Apple rocks Q2 as Cook hints on settling patent disputes and no to hybrid
Apple reported stellar financial report for Q2 2012, reporting a net profit of $6 billion. Combined revenue for iPad and iPhone sales is at $29.2 billion, marking the majority of their total $39.2 billion revenue.
Apple sold 11.8 million iPads this quarter, a 151% increase compared to the same quarter last year.
“The new iPad is on fire. We are selling them as fast as we can make them,” Apple Senior Vice President and Chief Financial Officer Peter Oppenheimer said in an earnings call on Tuesday.
After the earnings call, Apple CEO Tim Cook answered some questions regarding whether they’re planning on joining the band of tablet-laptop hybrid makers and addressing patent lawsuits.
Cook stated that they will not be making an iPad-Mac hybrid, as he believes this would compromise both devices. They always want users to experience the best of their products. He also stated that joining two products doesn’t necessarily make it the best product, or a product that consumers would want to buy or use.

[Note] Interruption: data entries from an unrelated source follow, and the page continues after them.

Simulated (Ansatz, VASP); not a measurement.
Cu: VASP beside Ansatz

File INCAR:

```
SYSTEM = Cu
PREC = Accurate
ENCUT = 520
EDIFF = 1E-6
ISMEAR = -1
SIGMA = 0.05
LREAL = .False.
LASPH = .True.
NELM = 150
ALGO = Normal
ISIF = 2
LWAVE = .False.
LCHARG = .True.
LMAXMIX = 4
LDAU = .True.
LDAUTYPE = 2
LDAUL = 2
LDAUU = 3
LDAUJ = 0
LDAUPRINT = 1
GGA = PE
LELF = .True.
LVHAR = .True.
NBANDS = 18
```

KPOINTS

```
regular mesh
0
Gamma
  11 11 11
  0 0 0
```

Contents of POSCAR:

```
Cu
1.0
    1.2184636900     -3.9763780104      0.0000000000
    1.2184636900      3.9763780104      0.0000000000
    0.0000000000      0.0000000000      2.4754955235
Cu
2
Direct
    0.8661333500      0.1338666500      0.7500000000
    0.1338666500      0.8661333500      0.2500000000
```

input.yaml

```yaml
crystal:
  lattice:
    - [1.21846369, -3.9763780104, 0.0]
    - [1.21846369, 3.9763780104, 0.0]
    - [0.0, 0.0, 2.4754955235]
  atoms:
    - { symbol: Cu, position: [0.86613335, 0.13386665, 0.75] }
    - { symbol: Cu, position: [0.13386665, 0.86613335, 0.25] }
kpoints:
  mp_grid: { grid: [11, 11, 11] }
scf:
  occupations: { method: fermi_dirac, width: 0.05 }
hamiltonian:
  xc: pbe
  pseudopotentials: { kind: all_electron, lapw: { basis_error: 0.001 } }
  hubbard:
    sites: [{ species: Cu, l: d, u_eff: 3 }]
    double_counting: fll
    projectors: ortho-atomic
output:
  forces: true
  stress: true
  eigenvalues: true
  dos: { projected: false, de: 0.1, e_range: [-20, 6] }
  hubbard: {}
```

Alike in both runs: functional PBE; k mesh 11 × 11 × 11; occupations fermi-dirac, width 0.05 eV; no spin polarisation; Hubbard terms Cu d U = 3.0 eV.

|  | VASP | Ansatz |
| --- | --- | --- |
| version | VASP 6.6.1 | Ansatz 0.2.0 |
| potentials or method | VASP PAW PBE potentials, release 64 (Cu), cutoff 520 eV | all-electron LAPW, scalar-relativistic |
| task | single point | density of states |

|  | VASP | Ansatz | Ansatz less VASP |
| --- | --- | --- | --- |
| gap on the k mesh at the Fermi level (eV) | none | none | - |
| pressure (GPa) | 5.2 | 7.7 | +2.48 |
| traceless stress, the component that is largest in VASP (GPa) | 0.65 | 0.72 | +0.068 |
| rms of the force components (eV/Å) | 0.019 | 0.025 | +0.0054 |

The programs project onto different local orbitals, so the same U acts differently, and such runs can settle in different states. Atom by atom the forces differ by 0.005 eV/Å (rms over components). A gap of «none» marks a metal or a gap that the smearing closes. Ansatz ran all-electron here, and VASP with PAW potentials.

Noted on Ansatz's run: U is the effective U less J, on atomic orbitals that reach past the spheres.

“Anything can be forced to converge,” Cook stated. ”But the problem is that products are about trade-offs, and you begin to make trade-offs to the point where what you have left at the end of the day doesn’t please anyone. You can converge a toaster and a refrigerator, but those things are probably not going to be pleasing to the user. We’re not going to that party… others might from a defensive point of view.”
As for the patent lawsuits, he would be appearing with Samsung CEO Gee-Sung Choi in the court ordered conference in the hopes of settling their patent dispute, instead of pushing for a full-on trial. It looks like there might be hope for a settlement as Cook stated he hates litigations and would opt for settlements if possible.
“I’ve always hated litigation, and I continue to hate it,” Cook said. ”We just want people to invent their own stuff. If we could get into some kind of arrangement where we could be assured that’s the case and a fair settlement of the stuff that’s occurred, I would highly prefer to settle versus battle.”
Ericsson reports strong Q1
Ericsson, the biggest maker of mobile network equipment, reported a profit increase of 8.8 billion kronor, or $1.3 billion, from 4.1 billion kronor last year. The increase in earnings is attributed to the 7.7 billion kronor they earned when they sold 50% of their stake in Sony Ericsson to Sony.
But the company also suffered some setbacks as sales fell 4% to 51 billion kronor from 53 billion kronor last year, as demand for network equipment using code division multiple access, or CDMA, declined. Sales of network equipment, which made up 54% of Ericsson’s total sales, fell by 18% to 27.3 billion kronor from 33.2 billion kronor a year earlier. But sales of outsourcing and network management services and software solutions, which made up 46% of sales, rose by 20%, to 23.6 billion kronor from 19.7 billion kronor.
Motorola wins ITC ruling in case against Microsoft
Motorola Mobility Holdings Inc. won a U.S. International Trade Commission judge’s ruling that bolsters its chances of blocking imports of Microsoft’s Xbox gaming system from entering the U.S.
ITC Judge David Shaw stated that Microsoft violated four of five Motorola patents. This ruling could lead to MoMo blocking imports of Microsoft’s Xbox to the US. The ruling is still not final as Shaw’s findings are subject to be reviewed by the six-member commission, which has the power to ban imports that infringe U.S. patents.
“Microsoft continues to infringe Motorola Mobility’s patent portfolio, and we remain confident in our position,” said Becki Leonard, a spokeswoman for Motorola Mobility, in an e-mailed statement. “This case was filed in response to Microsoft’s litigate-first patent attack strategy, and we look forward to the full commission’s ruling in August.”
Huawei to make chips
Huawei Technologies, a Chinese handset maker, is looking into making and selling their own mobile chips to keep up with the competitive market.
“In the future, whether it be mobile broadband devices, tablets, or smartphones, Huawei will be able to provide its own core chip solution,” said Huawei executive vice president Eric Xu. “If we cannot make money from smartphones, we can still make money from the chipset offerings. If we can make money from every smartphone chip, then it will be substantial.”